Resilient IPMI recovery of o3 machines in monitor-o3 size:M
The corresponding GitLab pipeline failed
- AC1: Temporary loss of ipmi connectivity doesn't fail the pipeline
- Check if machine is actually online or needs recovery
- Re-try ipmi in monitor-o3 pipeline if it fails, e.g. do what we do in https://gitlab.suse.de/openqa/grafana-webhook-actions/-/blob/master/ipmi-recover-worker#L23 or https://gitlab.suse.de/qa-maintenance/bot-ng/-/merge_requests/50/diffs#587d266bb27a4dc3022bbed44dfa19849df3044c_36_40
#2 Updated by nicksinger 3 months ago
I don't think this ticket is workable as it is. There are more recent runs of the pipeline which work perfectly fine: https://gitlab.suse.de/openqa/monitor-o3/-/jobs/889023
Would you mind updating this ticket here to reflect the idea of mkittler to implement a retry (https://progress.opensuse.org/issues/107917#note-21)?
- Status changed from Workable to Feedback
SR to add a retry: https://gitlab.suse.de/openqa/monitor-o3/-/merge_requests/4
Note that there's another flaw (which I haven't changed so far): If o3 is down we will needlessly power cycle all (physical) worker hosts.
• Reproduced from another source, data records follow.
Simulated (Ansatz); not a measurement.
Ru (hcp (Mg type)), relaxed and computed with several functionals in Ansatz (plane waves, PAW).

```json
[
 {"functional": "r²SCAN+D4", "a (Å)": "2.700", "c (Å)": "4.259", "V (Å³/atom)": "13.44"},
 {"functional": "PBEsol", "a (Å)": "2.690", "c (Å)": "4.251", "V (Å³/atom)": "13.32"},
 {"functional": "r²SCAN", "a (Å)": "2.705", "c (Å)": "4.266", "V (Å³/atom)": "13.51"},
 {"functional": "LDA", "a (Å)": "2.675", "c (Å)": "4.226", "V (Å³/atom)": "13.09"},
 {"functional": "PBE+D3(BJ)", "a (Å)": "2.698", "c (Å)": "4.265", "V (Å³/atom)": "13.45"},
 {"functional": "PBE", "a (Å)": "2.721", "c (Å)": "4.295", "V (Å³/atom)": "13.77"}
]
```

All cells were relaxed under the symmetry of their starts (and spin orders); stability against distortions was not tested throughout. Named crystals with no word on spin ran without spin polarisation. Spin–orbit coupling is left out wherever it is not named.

- Status changed from Feedback to In Progress
I've merged the SR and also a 2nd one to avoid the problem mentioned in the previous comment.
I've tested the different cases locally (using
power status or invalid IPMI commands instead of
power cycle) so it should work.
I've also just retriggered a pipeline but it cannot find the script anymore. So I'll have a look what's wrong.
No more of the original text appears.